Nov 15, 2020
emmeka (All reviews)
Readers looking for an age gap yuri manga will probably be dissatisfied with this series, because the relationship between our main characters Haru and Midori isn't portrayed as romantic. But don't let that dissuade you from reading it.

Instead, while platonic, the relationship between the two is intriguingly complicated and unusual. Tsugumi was Midori's first and only love who Midori hadn't spoken to since they were 15, and Haru is Tsugumi's only daughter who she raised as a single mother without the support of her own family. At Tsugumi's funeral, after it becomes clear that nobody from the family is willing to take the orphaned Haru in, Midori volunteers herself for the job of being Haru's guardian. The story is about Haru and Midori processing their feelings for the deceased Tsugumi together, and the change in both of them that is built out of that grief as well as the development of their irregular family life.

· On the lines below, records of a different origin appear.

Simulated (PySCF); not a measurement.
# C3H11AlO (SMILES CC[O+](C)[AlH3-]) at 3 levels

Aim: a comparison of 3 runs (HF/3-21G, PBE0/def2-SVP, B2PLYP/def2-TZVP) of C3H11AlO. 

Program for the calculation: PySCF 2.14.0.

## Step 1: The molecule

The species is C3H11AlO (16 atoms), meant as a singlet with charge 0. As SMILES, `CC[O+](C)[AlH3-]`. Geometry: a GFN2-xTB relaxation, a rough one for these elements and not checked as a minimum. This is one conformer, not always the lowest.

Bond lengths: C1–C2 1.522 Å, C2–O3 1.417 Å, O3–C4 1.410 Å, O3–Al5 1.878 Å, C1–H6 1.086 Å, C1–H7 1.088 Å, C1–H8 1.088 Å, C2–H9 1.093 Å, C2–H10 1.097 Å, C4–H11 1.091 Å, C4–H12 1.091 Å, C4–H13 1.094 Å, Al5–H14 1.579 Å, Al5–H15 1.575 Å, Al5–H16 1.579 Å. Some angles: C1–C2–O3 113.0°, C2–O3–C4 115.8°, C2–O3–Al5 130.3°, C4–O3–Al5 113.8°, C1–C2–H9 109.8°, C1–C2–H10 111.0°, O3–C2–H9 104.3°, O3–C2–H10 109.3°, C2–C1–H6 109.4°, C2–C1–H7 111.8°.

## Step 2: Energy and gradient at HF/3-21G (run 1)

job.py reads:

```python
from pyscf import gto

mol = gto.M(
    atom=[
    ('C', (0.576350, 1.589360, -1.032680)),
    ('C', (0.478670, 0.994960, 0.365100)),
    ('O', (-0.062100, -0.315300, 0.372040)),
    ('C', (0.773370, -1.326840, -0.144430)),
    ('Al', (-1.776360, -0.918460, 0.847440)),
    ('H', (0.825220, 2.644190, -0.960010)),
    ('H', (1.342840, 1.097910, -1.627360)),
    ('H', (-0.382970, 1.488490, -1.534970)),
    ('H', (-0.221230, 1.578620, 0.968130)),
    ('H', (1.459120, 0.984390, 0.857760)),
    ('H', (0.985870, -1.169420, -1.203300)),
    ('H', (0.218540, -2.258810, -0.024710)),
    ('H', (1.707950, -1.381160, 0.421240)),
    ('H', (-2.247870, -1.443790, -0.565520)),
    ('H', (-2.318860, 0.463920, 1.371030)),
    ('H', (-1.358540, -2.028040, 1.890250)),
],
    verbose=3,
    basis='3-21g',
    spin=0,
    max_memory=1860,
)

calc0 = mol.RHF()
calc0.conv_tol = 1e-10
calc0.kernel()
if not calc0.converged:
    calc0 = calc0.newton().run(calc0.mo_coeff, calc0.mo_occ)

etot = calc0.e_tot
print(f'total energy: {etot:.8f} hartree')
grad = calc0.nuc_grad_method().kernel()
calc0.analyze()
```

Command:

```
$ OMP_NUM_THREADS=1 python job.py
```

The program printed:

Aesthetically, the manga is beautiful. The delicate artstyle suits the emotional tone of it perfectly, it's hard to believe that this is the author's debut series given how well drawn it is. And the characterization is very well done as well. Midori, a shy frumpy nervous wreck of a woman hung up on her first love, and Haru, a girl who is mature for her age but emotionally lost without her only family, make for a uniquely compelling duo.

Unfortunately, while the first two volumes of the series are strong, the third and final volume feels rushed. It's as if the author was forced to cram material they wanted to take longer to explore into just one final volume. No spoilers, but it leaves several subplots and questions without a satisfying resolution (at least in my opinion). Because of this, and because any real yuri in this series is relegated to mild subtext at best, I give it a 7/10. However, if you're looking for a manga about dealing with loss and the meaning of family, you may get substantially more out of it than I did.